The bitterness in Lü Bu’s voice is palpable when, caught between three of Cao Cao’s armies at the start of his A World Betrayed campaign, he’s forced to give up the city of Chen to the manipulative warlord. Retreat, clearly, is not something the storied warrior is accustomed to. This is still a Lü Bu retreat, however, so he doesn’t neglect to utterly decimate Cao Cao’s flanking force on his way north to regroup. Cao Cao, wisely, doesn’t pursue.
In both a clever send up of Total War tradition and a showcase of both Lü Bu’s new faction mechanics, the first turn doesn’t end there, however. After crushing a force led Xiahou Dun, opting to maintain momentum refills Lü Bu’s movement points – at the cost of a battle fatigue penalty – allowing the army to steamroll into a force led by Xiahou Yuan. Victory here grants the ‘Cousins in Arms’ trophy in Lü Bu’s ‘Greatest Warrior’ cabinet – the first of a set of permanent bonuses you’ll acquire by hunting down and defeating China’s most notable characters in battle.
For example, felling Guan Yu gives Lü Bu’s army 25% armour piercing melee damage, while defeating all three of the sworn brothers will grant immunity to fear and terror. These buffs add to Lü Bu’s character as a roving headhunter, and some hefty prestige bonuses let your faction grow faster than it otherwise would. Characteristically, these glorious victories with Lü Bu at the head is also where the troubles start.
Each battle won with Lü Bu’s army grants factors prestige, but the more of a legendary anime murder bastard he becomes, the more your own generals start to feel a bit left out, and the more the rest of China wants you dead. Each Lü Bu victory leads to further dissatisfaction among your own generals, and diplomatic penalties with all other factions. The prestige granted by battles leads to accelerated faction ranking, which can mean your faction being viewed as a notable threat before you’ve really had time to establish a stable economy. Ultimately, it’s a powder keg, rather than the slow burning oils of economy and diplomacy, that fuel Lü Bu’s ascendancy. Expect a rapid, violent, and unstable rise to power.
Sun Ce’s campaign is labelled a ‘hard’ start to Lü Bu’s normal, but I found it easier to get a stable foothold – evening out about 50 turns in after an admittedly tumultuous start. Much like Lü Bu’s campaign, Sun Ce’s opening feels extremely rich and dynamic from a story perspective, offering a few huge choices early on which allow you to tailor the direction of your campaign. Sun Ce begins vassalised to the initially mighty Yuan Shu. You’ll have a few short turns to prepare yourself before, if you want to follow the story, rebelling against your liege lord.
It’s here you’ll be using Sun Ce’s unique faction mechanic, Reckless Luck, to help you beat a swift retreat across the Yangtze. Starting at a maximum of 250, Reckless Luck grants extra campaign movement range, extra supplies, and decreased retinue upkeep, but it also decays at an initial rate of 10 per turn. To reflect his existence on a knife’s edge, Sun Ce himself will die if Reckless luck ever drops to zero.

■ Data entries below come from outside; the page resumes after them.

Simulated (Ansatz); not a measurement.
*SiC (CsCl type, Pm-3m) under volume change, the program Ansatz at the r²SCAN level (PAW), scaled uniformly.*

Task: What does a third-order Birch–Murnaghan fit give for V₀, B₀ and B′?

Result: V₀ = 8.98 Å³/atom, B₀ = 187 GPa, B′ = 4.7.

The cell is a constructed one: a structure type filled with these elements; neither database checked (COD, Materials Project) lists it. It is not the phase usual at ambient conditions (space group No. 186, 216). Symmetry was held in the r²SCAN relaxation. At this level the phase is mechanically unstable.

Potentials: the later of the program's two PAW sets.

To counter this decay, and eventually get it to permanently increase, you’ll need to complete ‘Legacy of Wu’ objectives. These are achievements, effectively, which usually involve taking certain provinces or having certain generals at certain ranks. To aid you in that department, Sun Ce also has access to ‘shared expertise’ – a resource generated by characters of rank three or higher, which can then be spent to grant experience to other characters.
Reckless luck, in theory, should compel a dynamic, aggressive style of play. In practise, the goals needed to nullify the luck decay generally involve taking the provinces that make geographical sense for you to take anyway, along with a few other goals I feel most players would arrive upon naturally. It’s a difficult balance, surely. Make the goals too obtuse, and it would be too frustrating to attempt to keep Sun Ce alive. As they are, these goals serve more to lead Sun Ce’s early campaign in a foregone direction, adding structure and story but limiting freedom. As a result, his campaign feels rich and busy initially, before settling into a fairly standard experience, albeit with the new bandit lord Yan Baihu to contend with in the south.
Of the new units, Lü Bu’s camp crushers stand out, primarily for having absolutely massive swords in a game previously home to mainly lesser, regularly sized swords. On Sun Ce’s side, the new Handmaid Guard assault cavalry are extremely useful for decimating enemy missile lines. This is especially pronounced since shock cavalry are now much squishier in the face of prolonged missile fire, thanks to the huge patch that coincides with the release of A World Betrayed.
With the concurrent patch bringing such significant changes to bandit factions, the repopulation of the southern part of the map, and various other reworks and balances, it’s hard not to see A World Betrayed as a paid component of a much larger overhaul, rather than something that stands on its own in quite the way Mandate of Heaven did.
Picking it up, then, becomes a much more attractive proposition when seen as supporting CA’s diligent iteration on an already great title, than as an especially fantastic DLC in its own right. Taken in tandem, though, they further stoke the embers of Three Kingdoms’ conflict before they’d even really had time to cool down, adding further depth and dynamism to the richest and most complex campaign gameplay Total War has ever offered.
Total War: Three Kingdoms - A World Betrayed review
While the starring wayward sons of A World Betrayed offer flavourful and dynamic new campaigns, neither quite manages to leave the shadow of the dramatically different playstyles in the Mandate of Heaven DLC.